Raising the prominence of Aboriginal perspectives


With the assistance of funding for the site of first Government House at the Museum of Sydney from the Federal Government through the Protecting National Historic Sites program, the Learning Team have seen a number of successes in in their efforts to raise the prominence of Aboriginal perspectives related to the site, in their school excursion programs and teaching practice.

Working with Shannon Foster, a Sydney Dharawal Saltwater Knowledge Keeper, the team have designed a new year 5 and 6 program called Garuwanga Gurad (Stories from Country in local Sydney Aboriginal language). Pilots were successfully conducted in August and we are excited to  officially launch the program in the coming weeks. Through the program students explore and empathise with Aboriginal and non-Aboriginal perspectives of the expanding colony in 1800s Sydney. They also look at how decisions made in First Government House, while on the site of the building’s remain, at the Museum of Sydney. Local Aboriginal language is used throughout and students are encouraged to use specific repeated words, such as country – known locally as gurad.

A new SLM street walk designed specifically to work with this program allows students to walk through the surrounding area and see places of significance to Aboriginal people and learn more about local cultures and histories.

Working on this project with Indigenous educators has provided great opportunities for staff, helping them develop a better cultural understanding to support all programs. In July the Learning program deliverers met with Shannon Foster to hear her personal and family story and their long connections with culture and country.

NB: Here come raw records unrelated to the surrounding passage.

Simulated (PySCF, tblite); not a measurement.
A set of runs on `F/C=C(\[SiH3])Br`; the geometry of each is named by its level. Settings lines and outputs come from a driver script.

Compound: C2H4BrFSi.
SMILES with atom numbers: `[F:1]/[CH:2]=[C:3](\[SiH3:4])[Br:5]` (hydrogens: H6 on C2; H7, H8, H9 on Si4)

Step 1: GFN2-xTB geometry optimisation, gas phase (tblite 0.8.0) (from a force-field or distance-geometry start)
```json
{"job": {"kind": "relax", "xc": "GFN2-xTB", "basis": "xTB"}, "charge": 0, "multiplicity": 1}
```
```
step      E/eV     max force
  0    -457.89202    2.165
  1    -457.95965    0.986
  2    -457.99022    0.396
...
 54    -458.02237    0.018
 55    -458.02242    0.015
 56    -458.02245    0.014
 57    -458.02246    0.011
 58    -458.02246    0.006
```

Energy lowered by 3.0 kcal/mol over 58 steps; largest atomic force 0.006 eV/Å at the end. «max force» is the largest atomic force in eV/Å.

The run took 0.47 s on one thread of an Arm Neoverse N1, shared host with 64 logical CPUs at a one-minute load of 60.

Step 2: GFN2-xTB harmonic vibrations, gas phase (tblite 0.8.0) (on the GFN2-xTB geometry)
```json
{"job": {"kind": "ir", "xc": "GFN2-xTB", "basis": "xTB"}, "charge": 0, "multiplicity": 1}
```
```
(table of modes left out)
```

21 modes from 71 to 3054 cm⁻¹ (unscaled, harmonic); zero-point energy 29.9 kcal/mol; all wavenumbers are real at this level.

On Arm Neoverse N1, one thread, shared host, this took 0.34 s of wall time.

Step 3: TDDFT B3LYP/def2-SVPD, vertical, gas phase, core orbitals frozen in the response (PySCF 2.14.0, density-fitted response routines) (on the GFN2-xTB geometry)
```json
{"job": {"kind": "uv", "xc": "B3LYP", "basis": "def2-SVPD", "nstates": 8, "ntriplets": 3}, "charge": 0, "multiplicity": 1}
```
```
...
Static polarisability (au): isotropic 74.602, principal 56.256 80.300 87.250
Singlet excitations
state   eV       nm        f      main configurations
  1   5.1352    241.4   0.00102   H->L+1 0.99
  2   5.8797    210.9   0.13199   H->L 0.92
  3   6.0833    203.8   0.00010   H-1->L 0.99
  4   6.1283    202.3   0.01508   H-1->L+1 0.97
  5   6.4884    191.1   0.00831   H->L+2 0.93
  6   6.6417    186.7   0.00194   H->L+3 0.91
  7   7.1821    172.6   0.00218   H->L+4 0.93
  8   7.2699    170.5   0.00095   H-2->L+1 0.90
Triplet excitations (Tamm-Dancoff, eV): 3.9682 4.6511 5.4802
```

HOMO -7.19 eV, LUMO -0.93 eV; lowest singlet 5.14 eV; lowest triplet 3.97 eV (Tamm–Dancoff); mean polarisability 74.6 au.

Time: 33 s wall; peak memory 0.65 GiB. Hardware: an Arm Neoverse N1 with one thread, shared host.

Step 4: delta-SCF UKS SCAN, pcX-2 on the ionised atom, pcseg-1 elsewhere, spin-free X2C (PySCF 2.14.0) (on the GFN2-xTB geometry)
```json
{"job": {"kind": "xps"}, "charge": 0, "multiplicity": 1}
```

Leading up to the official launch, the Learning team also did a virtual launch with a one-off live video conference event from the Museum of Sydney on 8 August 2019. Nearly 3000 students from over 70 schools dialed in and learned to warurabanga (make string). Students from as far as Armidale, Bathhurst, Manildra, Euabalong, Exeter, Kurrajong, Nowra and Griffith as well as Sydney locals from Glebe, Strathfield, Thornleigh and numerous homeschool students made string with Shannon using traditional techniques. They also looked at a range of objects and artworks relating to the practices of Gadi fisherwomen. You can watch the recorded virtual excursion via YouTube (starts at 6 mins, 45 secs) or below. 

About the Author

Portrait of woman.
Naomi Manning
Naomi is passionate about teaching history and has worked in different contexts to do this over the years. Currently she working for Sydney Living...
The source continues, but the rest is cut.